By default, seaborn includes 6 qualitative palettes, called: deep
, muted
, pastel
, bright
, dark
, and colorblind
. The default palette is deep
, and all of the palettes have 6 colors (notice that the last two colors in the palplot
objects below are repeats of the first two).
sns.palplot(sns.color_palette('deep', n_colors=8))
sns.palplot(sns.color_palette('colorblind', n_colors=8))
If you want to invest a bit more time in your qualitative color choices, seaborn allows you to pass through any colors (rgb, hex, etc) that you like. Even better, you can use named colors from the xkcd color survey - I suggest using this awesome interactive tool to pick out your favorite.
colors = ['cobalt', 'orangey yellow', 'steel grey', 'dark lilac', 'bluish green', 'tomato']
sns.palplot(sns.xkcd_palette(colors))
Sequential palettes encode some quantitative information from a dataset with upper and lower bounds. Importantly, the data should not have a natural mid-point (that's what you use a diverging palette for). Sequential palettes are ideal for kernel density and correlation plots. See the seaborn docs for more information and tools.
sns.palplot(sns.color_palette('Blues'))
# Cubehelix returns sequential palettes with linear change in color brightness
# and a range of hues
cmap = sns.cubehelix_palette(light=1, as_cmap=True)

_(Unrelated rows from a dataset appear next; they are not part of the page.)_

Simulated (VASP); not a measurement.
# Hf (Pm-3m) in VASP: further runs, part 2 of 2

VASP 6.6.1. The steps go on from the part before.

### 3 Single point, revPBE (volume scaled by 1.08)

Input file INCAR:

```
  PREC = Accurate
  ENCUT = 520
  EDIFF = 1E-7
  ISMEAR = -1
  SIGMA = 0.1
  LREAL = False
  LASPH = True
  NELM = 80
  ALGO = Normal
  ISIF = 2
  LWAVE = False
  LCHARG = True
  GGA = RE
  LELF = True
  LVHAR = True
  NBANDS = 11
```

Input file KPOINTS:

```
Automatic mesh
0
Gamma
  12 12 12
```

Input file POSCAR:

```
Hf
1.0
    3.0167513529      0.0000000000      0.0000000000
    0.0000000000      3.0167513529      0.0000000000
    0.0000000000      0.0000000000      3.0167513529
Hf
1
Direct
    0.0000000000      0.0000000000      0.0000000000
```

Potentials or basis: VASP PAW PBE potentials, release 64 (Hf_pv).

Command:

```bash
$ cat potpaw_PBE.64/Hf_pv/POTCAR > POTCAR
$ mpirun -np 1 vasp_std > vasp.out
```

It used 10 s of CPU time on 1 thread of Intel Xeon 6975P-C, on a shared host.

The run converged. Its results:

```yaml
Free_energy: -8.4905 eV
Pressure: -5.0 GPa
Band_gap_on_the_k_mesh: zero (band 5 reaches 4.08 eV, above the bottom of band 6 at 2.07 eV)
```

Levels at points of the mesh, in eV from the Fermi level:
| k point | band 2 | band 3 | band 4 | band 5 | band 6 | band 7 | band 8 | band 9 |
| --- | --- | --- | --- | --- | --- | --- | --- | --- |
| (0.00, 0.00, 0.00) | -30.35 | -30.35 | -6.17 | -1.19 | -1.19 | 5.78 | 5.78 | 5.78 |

sns.kdeplot(house['HDD65'], house['CDD65'], cmap=cmap, shade=True)
<matplotlib.axes._subplots.AxesSubplot at 0x12289d110>
Under no circumstance will seaborn let you use the Jet colormap. If you aren't familiar with the name, Jet is that rainbow colormap that you've seen in every MATLAB figure and National Weather Service maps. As explained below, you should never use it.
# Showing a jet colorbar - notice how some colors are more intense than others?
import matplotlib as mpl
fig = plt.figure(figsize=(8, 1))
ax1 = fig.add_axes([0.05, 0.80, 0.9, 0.15])
mpl.colorbar.ColorbarBase(ax1, cmap='jet', orientation='horizontal')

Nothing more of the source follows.